However, in 2009, he was contacted by the South Korean National Intelligence Service (NIS) and later by the CIA: “You could do something for your Homeland. The information provided by the defectors gives an incomplete picture of the internal situation in North Korea, and you are there and with a high clearance level.” Thus, according to Kim, he turned into a proactive intelligence service agent.

Kim acknowledges that his decision to become a spy forced him to “undergo many internal conflicts,” however, even before that, out of mere curiosity (?), he began to collect information which could be of interest to foreign intelligence. And then everything that could be useful was transferred to the curators: public moods, movements of the armed forces and their military preparation, the nuclear programme, especially the databases of the North Korean nuclear physicists. For this purpose, Kim also used his contacts in the United Front Department and secret agents in Pyongyang, Chongjin, Hyesan and Rason.

The collected information was transferred to the CIA in various formats including files and photos. Kim occasionally delivered the information personally. “The valuable agent” was specially trained in the methods of collecting information and equipped with a watch with a hidden camera or devices for tuning in to radio frequencies.

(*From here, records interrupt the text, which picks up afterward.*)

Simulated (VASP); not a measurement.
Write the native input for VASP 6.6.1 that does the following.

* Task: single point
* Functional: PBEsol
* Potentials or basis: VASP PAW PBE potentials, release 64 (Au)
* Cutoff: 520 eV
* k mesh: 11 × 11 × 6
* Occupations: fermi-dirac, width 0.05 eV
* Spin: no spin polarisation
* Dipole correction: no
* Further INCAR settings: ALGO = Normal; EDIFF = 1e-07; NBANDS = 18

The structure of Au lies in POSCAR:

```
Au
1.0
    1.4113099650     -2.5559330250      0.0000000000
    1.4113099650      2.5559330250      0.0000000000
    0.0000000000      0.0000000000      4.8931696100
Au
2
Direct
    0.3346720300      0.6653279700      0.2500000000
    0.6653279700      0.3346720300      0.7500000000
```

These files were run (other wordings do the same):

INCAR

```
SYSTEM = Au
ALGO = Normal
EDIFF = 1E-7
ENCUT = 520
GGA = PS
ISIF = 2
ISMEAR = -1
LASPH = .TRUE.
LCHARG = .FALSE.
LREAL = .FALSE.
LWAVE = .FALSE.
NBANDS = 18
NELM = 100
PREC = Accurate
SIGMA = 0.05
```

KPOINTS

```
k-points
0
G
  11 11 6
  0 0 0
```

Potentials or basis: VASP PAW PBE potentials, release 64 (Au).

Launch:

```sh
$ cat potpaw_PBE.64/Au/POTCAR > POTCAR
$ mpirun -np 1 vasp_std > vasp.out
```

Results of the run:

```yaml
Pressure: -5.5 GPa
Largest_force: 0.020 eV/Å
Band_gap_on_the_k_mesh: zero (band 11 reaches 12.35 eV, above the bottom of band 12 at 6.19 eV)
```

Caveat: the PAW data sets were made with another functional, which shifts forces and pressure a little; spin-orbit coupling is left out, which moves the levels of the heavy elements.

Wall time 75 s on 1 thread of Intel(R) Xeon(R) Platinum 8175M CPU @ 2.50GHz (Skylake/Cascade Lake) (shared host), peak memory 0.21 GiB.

In 2014, the first bell rang. The WPK City Committee pulled down the fence around his hotel and began to inspect his activities more closely. Kim flared up, publicly condemned this action and the local authorities and threatened to commit suicide before the nearest statues of Kim Il Sung and Kim Jong-il if the problem was not solved on an impartial basis. Naturally, after that, the authorities tackled him even harder, which yielded some unexpected results.

On October 1, 2015, Kim arrived at Rason and had a meaningless 15-minute conversation with the director of the Provincial National Committee Bureau for Foreign Compatriot Affairs. However, as he was leaving the residence, Kim was surprised to encounter one of his agents who knocked at the door of his car. The agent had an important assignment. The CIA had found a suspicious vessel in the Rajin port by means of satellite pictures and assigned Kim to take close distance pictures of it and to find out what it is used for. And thus the person entrusted with it openly contacts him and almost publicly gives him a USB and other required materials.

Kim managed to transmit the information to his masters (probably, using a mobile Internet connection), but felt that he was a sitting duck. However, as soon as he left the gate, the Rason counterintelligence head got in his car and “kindly asked” him to go to the nearby hotel where the businessman was arrested.

Kim Dong Chul was interrogated for a month in Rason and six more months in Pyongyang. According to him, he “was tortured in unusual ways” and, at least eight times, was water boarded which leaves no visible marks and is used, apart from other places, in the US (see the stories in the Abu Ghraib prison or Guantanamo). Long cross-examinations were carried out in addition. In his words, Kim, contemplated suicide, but could not carry it out as he was under continuous surveillance.

As a result, he was forced to betray all the agents he knew, including six high-ranking representatives of special services

The court at first wanted to give Kim the capital punishment, but in the end sentenced him to 10 years in prison. As an American of Korean origin, he served his sentence on the usual terms. However, he was kept separately from the North Koreans and the only other prisoner whom he saw was the well-known Canadian pastor Hyeon Soo Lim, who had a similar story of philanthropy and spying.

Kim was extradited to the US together with two other Americans.

Well, it is not the first instance of a person doing much as a philanthropist or as a businessman turning out to be a spy not due to the regime’s paranoia, but because this indeed was the case. It is a pity that this kind of approach of the US and South Korean intelligence services to their work in North Korea forms a certain attitude towards any philanthropist or active researcher. The author believes that Alek Sigley became a victim of this approach.